In turn, DeSantis has taken subtler jabs at Trump, drawing attention to the personal conduct involved in the case the former president is facing — which centers on hush-money payments to a porn star just before the 2016 election — and seeking to draw a contrast with Trump by presenting himself as a low-drama “winner.”

“In terms of my approach to leadership, I get personnel in the government who have the agenda of the people and share our agenda,” DeSantis told British media personality Piers Morgan recently. “You bring your own agenda in, you’re gone. We’re just not going to have that. So, the way we run the government, I think, is no daily drama, focus on the big picture and put points on the board, and I think that’s something that’s very important.”

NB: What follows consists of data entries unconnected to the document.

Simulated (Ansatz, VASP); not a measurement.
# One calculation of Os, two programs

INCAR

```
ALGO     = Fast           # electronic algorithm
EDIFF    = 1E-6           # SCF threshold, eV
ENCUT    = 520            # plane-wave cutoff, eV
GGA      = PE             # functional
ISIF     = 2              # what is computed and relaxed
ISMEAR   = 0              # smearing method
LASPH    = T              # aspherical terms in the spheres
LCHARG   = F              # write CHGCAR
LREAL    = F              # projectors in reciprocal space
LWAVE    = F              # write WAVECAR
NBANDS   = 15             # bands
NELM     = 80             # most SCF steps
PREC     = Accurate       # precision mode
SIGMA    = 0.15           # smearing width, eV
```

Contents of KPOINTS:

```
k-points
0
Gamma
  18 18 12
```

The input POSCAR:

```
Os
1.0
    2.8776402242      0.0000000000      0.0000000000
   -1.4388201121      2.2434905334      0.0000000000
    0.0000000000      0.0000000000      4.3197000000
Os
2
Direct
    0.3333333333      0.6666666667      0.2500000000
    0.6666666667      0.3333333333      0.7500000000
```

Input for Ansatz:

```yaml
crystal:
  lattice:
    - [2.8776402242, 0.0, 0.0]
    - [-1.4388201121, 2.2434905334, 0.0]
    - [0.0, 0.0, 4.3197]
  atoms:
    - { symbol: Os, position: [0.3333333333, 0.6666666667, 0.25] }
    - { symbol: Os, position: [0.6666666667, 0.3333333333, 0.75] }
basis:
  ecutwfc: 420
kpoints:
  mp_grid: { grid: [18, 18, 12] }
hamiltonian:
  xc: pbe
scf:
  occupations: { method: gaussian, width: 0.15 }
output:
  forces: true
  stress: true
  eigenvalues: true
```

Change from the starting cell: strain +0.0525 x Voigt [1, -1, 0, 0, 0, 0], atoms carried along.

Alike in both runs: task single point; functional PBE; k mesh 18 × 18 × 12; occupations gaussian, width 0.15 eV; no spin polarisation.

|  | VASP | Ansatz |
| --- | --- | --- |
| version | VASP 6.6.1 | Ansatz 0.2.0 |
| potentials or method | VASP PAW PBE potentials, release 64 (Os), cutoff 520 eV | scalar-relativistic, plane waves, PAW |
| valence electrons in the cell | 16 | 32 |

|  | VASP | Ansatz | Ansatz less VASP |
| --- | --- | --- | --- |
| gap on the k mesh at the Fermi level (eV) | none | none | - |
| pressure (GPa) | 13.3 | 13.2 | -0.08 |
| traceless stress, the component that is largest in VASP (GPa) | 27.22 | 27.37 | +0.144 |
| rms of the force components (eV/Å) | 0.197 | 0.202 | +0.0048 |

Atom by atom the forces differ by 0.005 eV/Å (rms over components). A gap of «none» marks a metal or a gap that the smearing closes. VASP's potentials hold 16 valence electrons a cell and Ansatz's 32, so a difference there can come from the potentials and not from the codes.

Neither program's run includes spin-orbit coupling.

Most of Trump’s allies have refused to believe that an indictment could come, making the actual event seem to them like an abstraction. How it would eventually play out for Trump — who in 2016 predicted he could shoot someone on Fifth Avenue and not lose any of his backers — is an open question.

As he has done in the face of other investigations, Trump has assailed the long-running Manhattan investigation as part of a campaign of persecution against him. He has called Manhattan District Attorney Alvin Bragg, who is Black, an “animal” and has accused him of being “racist,” insisting that any prosecution was politically motivated.

With the probability of an indictment looming, Trump devoted a portion of a campaign speech this month at the Conservative Political Action Conference in Maryland to framing an indictment as an effort to damage him politically.

“Every time the polls go up higher and higher, the prosecutors get crazier and crazier,” Trump said.

Chris Christie, the former governor of New Jersey and a possible 2024 Republican presidential contender, sounded a skeptical note about Trump’s claims that he would be bolstered by an indictment.

“What the hell else is he going to say?” Christie said on ABC News’ “This Week” this month. “If you get indicted, you know, you’ve got to say that, or else it’s a death knell, right?”

It is unclear how his Republican rivals would approach such a significant change in Trump’s circumstances, but they would face pressure from Trump’s die-hard backers to speak in support of him and against the prosecutors in the case. While DeSantis has tweaked Trump’s personal conduct, he has also criticized Bragg.

Still, it is also not clear that whatever immediate support Trump could garner would be durable.

“When Trump speculated his voters would stick with him even if he shot somebody on Fifth Avenue, he probably didn’t expect to actually test their loyalty with a criminal indictment,” said Nelson Warfield, a Republican strategist. “But that’s the question he faces now: Will the base stay with him? The truth is: Nobody knows. I mean, this is something out of a John Grisham novel, not the Almanac of American Politics.”